Re: Internal visibility

From: Thien-Thi Nguyen
Subject: Re: Internal visibility
Date: Wed, 11 Jun 2008 09:49:26 +0200
() address@hidden (Ludovic Courtès)
() Tue, 10 Jun 2008 14:09:33 +0200

   Currently, Guile only supports `scm_to_locale_string ()', which means
   the returned C string is encoded in the current locale's encoding.
   Eventually, new functions may be added: `scm_to_utf8_string ()', etc.
   This was Marius' original plan [0], and I think it remains valid.

Most plans are "valid" but not all plans are easy to live with.

I think the encoding of a string (or buffer or "character" array
(or subsequence thereof)) needs to be explicit; the encoding is
not purely "internal" and to treat it as such will require hoop-
jumping on both sides of the API.  (How encoding support is
implemented, on the other hand, is indeed an internal affair.)

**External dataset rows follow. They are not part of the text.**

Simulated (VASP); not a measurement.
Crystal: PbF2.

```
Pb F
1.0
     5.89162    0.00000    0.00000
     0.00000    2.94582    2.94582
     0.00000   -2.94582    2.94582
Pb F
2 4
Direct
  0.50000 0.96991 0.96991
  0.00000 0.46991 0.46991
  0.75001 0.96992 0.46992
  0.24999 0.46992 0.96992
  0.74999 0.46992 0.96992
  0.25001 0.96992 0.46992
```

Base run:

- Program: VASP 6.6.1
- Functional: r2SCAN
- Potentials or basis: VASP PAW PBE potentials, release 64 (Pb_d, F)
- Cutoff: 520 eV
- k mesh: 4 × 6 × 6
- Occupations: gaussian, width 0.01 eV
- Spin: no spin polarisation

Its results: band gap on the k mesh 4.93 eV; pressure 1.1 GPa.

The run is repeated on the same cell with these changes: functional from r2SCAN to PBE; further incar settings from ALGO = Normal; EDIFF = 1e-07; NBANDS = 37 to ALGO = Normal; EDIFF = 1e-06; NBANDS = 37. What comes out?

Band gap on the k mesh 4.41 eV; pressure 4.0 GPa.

This is from observation of how Emacs attained multibyte-ness.
Note: not just "how Emacs does it" but "how Emacs used to not do
it and through time eventually came to do it".

In PostgreSQL's multibyte support, the i/o can be tempered by
setting the "client encoding".  This can be changed cheaply (per
request).  Basing encoding on locale only is not fine-grained
enough; setting the locale can be expensive and cause unrelated

See also GNU libc support (info "(libc) Character Set Handling"),
which applies similar principles at a lower (library) level.

All these programs chose not to expose many conversion functions
in the programming interface.  Instead, they expose few functions,
each with an encoding parameter.  That is surely a cleaner design.